Sql-server – Correlated Subquery Versus Non-Correlated Subquery

sql serversubquery

There are three tables that may be used by a business to keep track of the absent days of its employees. It's from a collection of SQL puzzles by Joe Celko. The reader is tasked with concocting a DELETE statement to remove those employees who have accrued 40 or more absent days. And for that purpose we use a subquery. The one proposed by the author is this:

DELETE FROM Personnel
WHERE emp_id = (SELECT A1.emp_id
FROM Absenteeism AS A1
WHERE A1.emp_id = Personnel.emp_id
GROUP BY A1.emp_id
HAVING SUM(severity_points) >= 40);

And my question is, why go for a correlated one? Isn't it just more efficient to run something like one below?

DELETE FROM Personnel
WHERE emp_id =
(SELECT emp_id FROM Absenteeism
GROUP BY emp_id
HAVING SUM(severity_points) >= 40)

Thank you!

Best Answer

The non-correlated version you proposed will fail if the subquery returns more than one row (which it likely will). You should use IN rather than = here. The purpose of Celko's correlation is to make sure only zero or one rows is returned from the subquery (because it matches and groups on emp_id).

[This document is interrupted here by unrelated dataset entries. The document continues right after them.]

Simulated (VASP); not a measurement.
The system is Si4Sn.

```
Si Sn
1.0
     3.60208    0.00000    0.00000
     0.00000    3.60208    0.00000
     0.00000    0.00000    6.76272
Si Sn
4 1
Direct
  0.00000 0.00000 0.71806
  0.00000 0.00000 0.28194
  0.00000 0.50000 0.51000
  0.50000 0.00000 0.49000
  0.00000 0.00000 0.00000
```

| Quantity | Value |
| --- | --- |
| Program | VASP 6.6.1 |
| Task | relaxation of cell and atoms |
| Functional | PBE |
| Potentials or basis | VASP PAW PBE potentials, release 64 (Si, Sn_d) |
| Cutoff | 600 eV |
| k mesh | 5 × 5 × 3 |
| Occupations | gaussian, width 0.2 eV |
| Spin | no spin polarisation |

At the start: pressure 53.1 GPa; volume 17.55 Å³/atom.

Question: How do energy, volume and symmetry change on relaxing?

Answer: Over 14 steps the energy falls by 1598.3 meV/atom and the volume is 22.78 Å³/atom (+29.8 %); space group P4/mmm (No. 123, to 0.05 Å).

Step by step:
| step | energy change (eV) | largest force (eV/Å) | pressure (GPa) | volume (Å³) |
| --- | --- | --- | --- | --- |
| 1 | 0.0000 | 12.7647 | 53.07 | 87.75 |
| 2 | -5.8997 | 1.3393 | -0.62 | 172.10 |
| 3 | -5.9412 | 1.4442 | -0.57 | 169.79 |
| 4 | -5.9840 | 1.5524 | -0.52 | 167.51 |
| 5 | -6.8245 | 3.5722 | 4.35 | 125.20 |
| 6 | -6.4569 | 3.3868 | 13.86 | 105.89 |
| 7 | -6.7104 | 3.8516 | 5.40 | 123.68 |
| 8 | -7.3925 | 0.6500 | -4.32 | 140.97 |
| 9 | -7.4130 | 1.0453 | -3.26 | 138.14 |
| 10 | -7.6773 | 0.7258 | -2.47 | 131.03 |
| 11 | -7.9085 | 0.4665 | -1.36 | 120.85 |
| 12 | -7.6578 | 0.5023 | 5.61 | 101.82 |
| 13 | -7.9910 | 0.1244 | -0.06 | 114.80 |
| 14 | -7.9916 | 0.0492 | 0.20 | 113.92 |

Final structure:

Also, don't forget to alias the table inside the subquery and explicitly reference the alias. Since both tables (Personnel and Absenteeism) have an emp_id column, you want to be very clear where you are referring to which table.

This is more of a "best practice" for readability, but can also prevent logical issues and mistakes in queries. For instance, this query would delete every row in the table:

DELETE FROM Personnel WHERE emp_id IN (SELECT emp_id);

Of course, this may seen like a contrived example, but it happens: sql server 2008 management studio not checking the syntax of my query

So here's the updated query:

DELETE FROM Personnel
WHERE emp_id IN
(SELECT a.emp_id FROM Absenteeism a
GROUP BY a.emp_id
HAVING SUM(a.severity_points) >= 40)

Given those changes: you're right that the correlation isn't strictly necessary in this case.

Logically, it seems like the correlated version might be more efficient, especially if there are lots and lots of rows in the Absenteeism table that don't have a match in the Personnel table (because the unbounded subquery might read more data).

But one would have to test to be sure. The query optimizer can take the declarative query you've written and do many different things with it.